Very simple: make it possible to loan a digital book to a friend. Not authorize the same book simultaneously across multiple computers on the same account, but actually de-auth it from one and give it to someone else.
IMHO the first service to do this becomes the dominant eReader format and here’s why: this is the last inadequacy that still drives people like myself to purchase physical books. The reading experience of eReaders has become adequate in every other respect and has other added advantages like search, portability, convenience of sync across multiple devices, instant gratification of being able to download immediately, etc.
I use the Mac client to read Kindle books now and I’ve tinkered with the Apple iBooks. Both are comparable but neither offers this ability to pass a book on after you read it. If there were limitless lending then it could be argued that it would wreck the eBook market and create a secondary blackmarket of people scalping loaned eBooks. But it would also cement that provider’s eBook format as the dominant format and force everyone get an account on their system. Because they still control the auth/de-auth lending process they could mitigate this problem by throttling the frequency or absolute number of times a book could be lent.

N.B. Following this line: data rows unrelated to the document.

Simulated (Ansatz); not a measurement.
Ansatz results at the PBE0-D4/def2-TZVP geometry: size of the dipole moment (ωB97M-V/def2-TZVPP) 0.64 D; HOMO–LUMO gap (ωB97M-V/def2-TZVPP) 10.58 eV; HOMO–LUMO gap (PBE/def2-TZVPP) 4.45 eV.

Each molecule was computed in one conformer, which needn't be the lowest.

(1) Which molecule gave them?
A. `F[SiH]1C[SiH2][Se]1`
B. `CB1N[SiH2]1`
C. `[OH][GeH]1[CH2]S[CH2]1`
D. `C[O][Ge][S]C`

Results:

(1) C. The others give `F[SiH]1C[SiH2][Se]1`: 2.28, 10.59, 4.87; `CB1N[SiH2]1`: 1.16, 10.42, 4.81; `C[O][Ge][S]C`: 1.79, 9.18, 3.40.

This opens a lot of doors. A lot more people would start buying eBooks knowing they could later loan them (for me personally there would never be reason to purchase a physical book again). Once everyone is using their format they make it so easy to purchase new books that whatever sales they lose from people passing on a loaned copy would be more than made up for in new eBook sales. They gain the opportunity to sell into a massive new base of account holders who are lured in initially by the prospect of a free book loan from a friend who already has an account. And they get a HUGE amount of useful data from tracking the reading behaviors and the lineage of lending. Lastly, they enable a crazy new capability if they make it so annotations can be separated from the lent copy and shared across other copies. For instance I would love to be able to subscribe to Derek Sivers’ book markups and flip on his annotations to see the notes he made while I’m reading one of the books on his list. This type of “co-reading” makes it possible to read not just the author’s message but select people’s takeaways inline.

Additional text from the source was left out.